# Capillary length and Bond number confusion

The Bond number represents the ratio of gravity forces to surface tension forces, and is defined as

$$Bo = \frac{\rho g L^2}{\sigma}$$

where $$\rho$$ is the fluid density, $$g$$ is gravitational acceleration, $$L$$ is a characteristic length of the surface, and $$\sigma$$ is the surface tension.

When gravity and surface tension forces balance ($$Bo \sim 1$$), we can solve for the capillary rise on a surface:

$$L \sim \sqrt{\frac{\sigma}{\rho g}}$$

However, if $$Bo >> 1$$ (gravity dominates and/or weak surface tension), this implies $$L >> \sqrt{\frac{\sigma}{\rho g}}$$.

Why do we get a larger capillary length for larger Bond number? Shouldn't the capillary length be small if surface tension effects are negligible compared to gravity?
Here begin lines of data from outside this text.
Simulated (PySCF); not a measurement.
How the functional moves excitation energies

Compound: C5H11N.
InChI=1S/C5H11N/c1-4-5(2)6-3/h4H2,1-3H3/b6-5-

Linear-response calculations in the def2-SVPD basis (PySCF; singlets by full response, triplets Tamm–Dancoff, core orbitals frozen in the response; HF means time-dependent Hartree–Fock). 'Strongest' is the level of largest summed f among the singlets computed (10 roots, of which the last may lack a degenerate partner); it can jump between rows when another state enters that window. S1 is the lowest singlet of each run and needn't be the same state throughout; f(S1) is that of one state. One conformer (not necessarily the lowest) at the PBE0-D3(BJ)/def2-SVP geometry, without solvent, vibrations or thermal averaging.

I think you may be confusing the characteristic (capillary) length with the height of the liquid at the surface (the capillary rise). If $$L$$ is the characteristic length of the surface of the liquid, then it would more properly be the length at the edge of the liquid, or the length at the edge where capillary forces occur. Note that the capillary force acting at the edge is $$F=\sigma L$$, where $$L$$ is the length of the edge (considering there is air only on the upper side of the liquid surface).

Then things would fit in. For a capillary tube of radius $$R$$, perfectly wetted by the liquid, the characteristic length is its circumference $$L=2 \pi R$$ and the capillary force would act on $$L$$ and be oriented upwards:

$$F=\sigma L = \sigma \cdot 2 \pi R$$.

The capillary pressure is force over transversal surface of liquid inside the tube $$S=\pi R^2$$:

$$p=\frac{F}{S}=\frac{2 \sigma}{R}$$

Make this equal to the gravitational pressure of the liquid that rises inside the tube at height $$h$$:

$$\rho g h = \frac{2 \sigma}{R}$$,

$$h = \frac{2 \sigma}{\rho g R} = \frac{4 \pi \sigma}{\rho g L}$$.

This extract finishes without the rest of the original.